Library Exhibitions

MAP OF GALLERYHOURS | DIRECTIONS

In the Schatten Gallery you will find an ongoing exhibition program that is growing along with the acquisition of special collections and the rising profile of the Manuscripts, Archives & Rare Book Library (MARBL) of Emory Libraries.  Our curators work with all levels of University and Library Staff to plan and design exhibitions that enhance the Libraries' role as a cultural institution within the Emory community and Atlanta at large.  

Schatten Gallery is located on Level 3 of the Robert W. Woodruff Library. 
The Gallery is open during the same hours as the Woodruff Library Building.

 

 

 

 

 

 

 

 

 

 

 

 

 

 

 

 

 

AND THE STRUGGLE CONTINUES highlights the efforts of one of the most important human rights organizations to challenge the oppressive political and economic systems of the 20th century. 

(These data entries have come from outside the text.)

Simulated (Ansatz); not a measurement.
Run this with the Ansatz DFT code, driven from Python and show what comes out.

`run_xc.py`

Based on the extensive Southern Christian Leadership Conference (SCLC) records housed in Emory University’s Manuscript, Archives, and Rare Book Library, the exhibition reveals how SCLC exposed and transformed a status quo that allowed millions to suffer from poverty, environmental degradation, health care disasters, hunger, homelessness, disfranchisement, and a brutal criminal justice system. It waged these battles on a political terrain that had been fundamentally altered since the organization as created in 1957.  

The exhibition picks up the story of SCLC eleven years after it was founded to “redeem the soul of America.” By 1968 Congress had finally passed landmark legislation on civil rights, voting, and housing. The visible markers of “white only” and “colored” were coming down. But the reality of poverty, inadequate schools, a Jim Crow justice system, and discrimination in housing and employment continued to dominate the lives of millions. With the assassination of its iconic leader, Martin Luther King Jr., the question soon became how SCLC could mount an even more complex campaign for justice and equality, especially with the Nobel Peace Prize winner no longer at the helm.  

The decision to take on the larger human rights agenda of jobs, housing, and health care — while shoring up the still-precarious civil rights victories of the 1950s and ’60s — is the essence of this exhibition. During the movement, SCLC’s nonviolent tactics had required the discipline of the protesters — often ministers, teachers, students, and other well-dressed icons of respectability — and a readily identifiable enemy — racist sheriffs unleashing German shepherds or bullwhips on unarmed citizens. Yet by the late 1960s, both of those pillars had crumbled. Overt racism had been discredited; still, the forces that maintained inequality were as powerful as Jim Crow but more elusive and harder to define and identify. In addition, those who felt the brunt of continued inequality did so without the shield of respectability to garner public sympathy and outrage. Poor, incarcerated, or afflicted with HIV/AIDS, they found themselves instead consigned to the “unworthy.” 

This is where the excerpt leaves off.